View Single Post
  #13   Report Post  
Posted to rec.audio.pro
Mike Rivers[_2_] Mike Rivers[_2_] is offline
external usenet poster
 
Posts: 2,190
Default Oversampling converters vs. high SRs

On 2/9/2019 4:06 AM, Don Pearce wrote:
nickbatz wrote:

what is the argument for storing audio files post-converter at anything over 44.1/48 if the filtering is being done way above the audible spectrum anyway?

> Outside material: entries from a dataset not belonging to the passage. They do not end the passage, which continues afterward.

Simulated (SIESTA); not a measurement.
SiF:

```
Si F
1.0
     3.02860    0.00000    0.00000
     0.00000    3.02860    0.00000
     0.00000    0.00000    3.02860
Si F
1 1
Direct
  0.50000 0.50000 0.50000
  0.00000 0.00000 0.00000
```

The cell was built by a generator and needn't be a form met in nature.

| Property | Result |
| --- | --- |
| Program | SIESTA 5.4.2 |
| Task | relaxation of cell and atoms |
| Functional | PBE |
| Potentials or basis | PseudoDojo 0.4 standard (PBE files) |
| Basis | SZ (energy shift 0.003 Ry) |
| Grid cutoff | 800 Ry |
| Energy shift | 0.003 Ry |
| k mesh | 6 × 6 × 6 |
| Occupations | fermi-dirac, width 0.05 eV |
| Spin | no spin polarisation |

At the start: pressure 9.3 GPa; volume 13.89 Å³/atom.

OK, now I get you. Very little point at all, unless you are doing
something other than reproduce sound. The response of even the best
microphones will go horribly peaky above 20kHz, and it is as well to
get rid of it. All that extra spectrum can possibly do is waste power,
and possibly cause intermodulation distortion down into the actual
audible range.


Ages ago, it seems, a sample company came up with 96 kHz and 192 kHz
sample sets for their pipe organs. Nick probably remembers them. I asked
why, and the reply wasn't absurdly silly. They sample individual pipes.
There are mics that can indeed capture sound above 20 kHz fairly
accurately. What they're sampling has overtones higher than 20 kHz. They
don't travel very far, but they can interact with other overtones and
fundamentals. Call it IM distortion (it is) but that's the way the
instrument works.

When they play back the samples, they have to reproduce those ultrasonic
frequencies, and they do (they sold complete electronic organ systems).
At the time, they needed a rack of about 8 computers to build an organ
playback system. I suspect that after selling two or three systems, they
went out of business or changed their business. But it was an
interesting concept from back in the day when samples were something you
used to make beats, before they were called beats.